JennM111 on March 24, 2012 at 12:31 PM

Look at history and you see that the response of people under threat of starvation is not passive acceptance. There is no better tinder for rebellion.

I and other people are hard on the lack of world coherence because the characters themselves are so dull.

evergreen on March 24, 2012 at 3:04 PM

The movie I’m waiting for is Iron Sky

Who doesn’t love Nazi’s on the moon?

http://www.youtube.com/watch?v=xeIu1FiTTyI&feature=related

Wallythedog on March 24, 2012 at 3:11 PM

The ultimate anti-capitalist retard flick.

Step One: Threaten to commit genocide unless children agree to murder one another.

Step Two: …?

Step Three: PROFIT!

logis on March 24, 2012 at 1:34 PM

You are either so blinded by Bush Hatred that you can’t see the point – or you’re just flat-out LYING.

These Books are THE MOST Anti-Marxist, Anti-Obama, Anti-Statist Cultural Memes Out THERE!!

I’ve read them – Obama would HATE the ideas they espouse!

williamg on March 24, 2012 at 3:29 PM

You are either so blinded by Bush Hatred that you can’t see the point – or you’re just flat-out LYING.

These Books are THE MOST Anti-Marxist, Anti-Obama, Anti-Statist Cultural Memes Out THERE!!

I’ve read them – Obama would HATE the ideas they espouse!

williamg on March 24, 2012 at 3:29 PM

williamg is correct about this. The regime of the Capital in The Hunger Games is more akin to the USSR communist regime or a socialist regime, where the people in the government (the elite) get rich & fat by keeping the people in the 12 districts dependent on the government for food (all the resources in the 12 districts, like the coal mined in district 12, belongs to the government, it isn’t sold in any kind of free market enterprise – in exchange the government gives the people in the district enough grain, oil, etc. to live on — this is not a supply & demand system, this is a welfare or “workfare” system; even in the lottery itself, family’s can choose to enter their child’s name more than once in order to receive more grain that year) and also by suppressing speech & taking away weapons (under the watch of “Peacekeepers” who are Gestapo-like and with neighbors informing on neighbors). This is much more what Obama is trying to do in the country (keep us plebes dependent & feeding on the government teet) by destroying the capitalism.
However, williamg is wrong that Iogis is lying — Iogis, like many on the Left, doesn’t have the critical thinking skills to understand the themes in the book (or even understand the difference between capitalism & socialism) & blindly believes what the elites in the Left tell him. TPTB on the Left have decided to sell the book as anti-capitalist & Iogis buys it hook, line & sinker.

Dark Star on March 24, 2012 at 3:46 PM

Oh, Ed. Usually you impress. Not this time.

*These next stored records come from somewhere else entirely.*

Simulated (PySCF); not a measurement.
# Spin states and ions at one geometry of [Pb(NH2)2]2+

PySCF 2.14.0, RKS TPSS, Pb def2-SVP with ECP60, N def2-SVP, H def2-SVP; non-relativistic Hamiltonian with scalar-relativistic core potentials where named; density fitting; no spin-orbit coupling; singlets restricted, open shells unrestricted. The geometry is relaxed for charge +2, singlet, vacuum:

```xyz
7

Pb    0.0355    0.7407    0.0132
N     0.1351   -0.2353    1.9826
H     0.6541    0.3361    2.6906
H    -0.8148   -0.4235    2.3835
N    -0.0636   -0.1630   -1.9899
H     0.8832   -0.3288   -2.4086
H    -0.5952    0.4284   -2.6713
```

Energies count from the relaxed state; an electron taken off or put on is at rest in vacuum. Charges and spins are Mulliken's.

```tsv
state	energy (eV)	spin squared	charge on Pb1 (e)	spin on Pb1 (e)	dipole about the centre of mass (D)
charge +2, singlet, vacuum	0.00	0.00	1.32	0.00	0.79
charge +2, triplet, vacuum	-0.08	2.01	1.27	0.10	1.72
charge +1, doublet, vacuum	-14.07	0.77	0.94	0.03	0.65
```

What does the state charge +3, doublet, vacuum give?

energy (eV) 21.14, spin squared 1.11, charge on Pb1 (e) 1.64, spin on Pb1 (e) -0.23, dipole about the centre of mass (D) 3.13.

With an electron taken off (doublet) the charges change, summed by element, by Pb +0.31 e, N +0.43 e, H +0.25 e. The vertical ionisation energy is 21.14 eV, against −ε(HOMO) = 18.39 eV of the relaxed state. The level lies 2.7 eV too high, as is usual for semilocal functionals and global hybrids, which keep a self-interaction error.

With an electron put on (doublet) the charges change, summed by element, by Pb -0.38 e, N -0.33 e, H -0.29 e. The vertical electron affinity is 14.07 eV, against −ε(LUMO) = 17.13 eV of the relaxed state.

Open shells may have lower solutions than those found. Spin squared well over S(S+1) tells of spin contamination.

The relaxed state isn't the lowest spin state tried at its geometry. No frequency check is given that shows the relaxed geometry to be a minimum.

Honestly – just read the book.

I won’t comment on the movie because I haven’t seen it (there’s a hint in there for you).

But this story derivative? Only as much as any and all and every story told is derivative of another. Calling a story derivative is always an intellectual cop-out. They’re all derivative.

The book is frankly extraordinary. And I read it as a 40 year old infantry officer sitting in Iraq, not from the perspective of a hormone-addled teenager.

I challenge you: read the book. Review that.

P.S. Skip the last book in the trilogy.

Professor Blather on March 24, 2012 at 3:57 PM

The story is basically Theseus tossed together with the Running Man. Would have been sweet to see Tetanus or whatever her name is face off against the Minotaur with someone filling the role of Ariadne.

El Feaze Shabazz on March 24, 2012 at 3:57 PM

Okay, that’s pathetic. I may not see the movie then. I hate it when a movie leaves out essential parts of a book it’s based on.

TeaTrekkie, I was pretty mad when I saw it the first time because I’m a rabid fan of the books (little less enthusiastic about MJ but still like the series as a whole) and I wanted the movie to be more like the first book. But I liked the movie much better the second time, after laying aside my book differences checklist and enjoying it for what it was. The two best scenes IMO are the reaping (gut-wrenching) and the K/P rooftop scene. Josh just knocks that one out of the park.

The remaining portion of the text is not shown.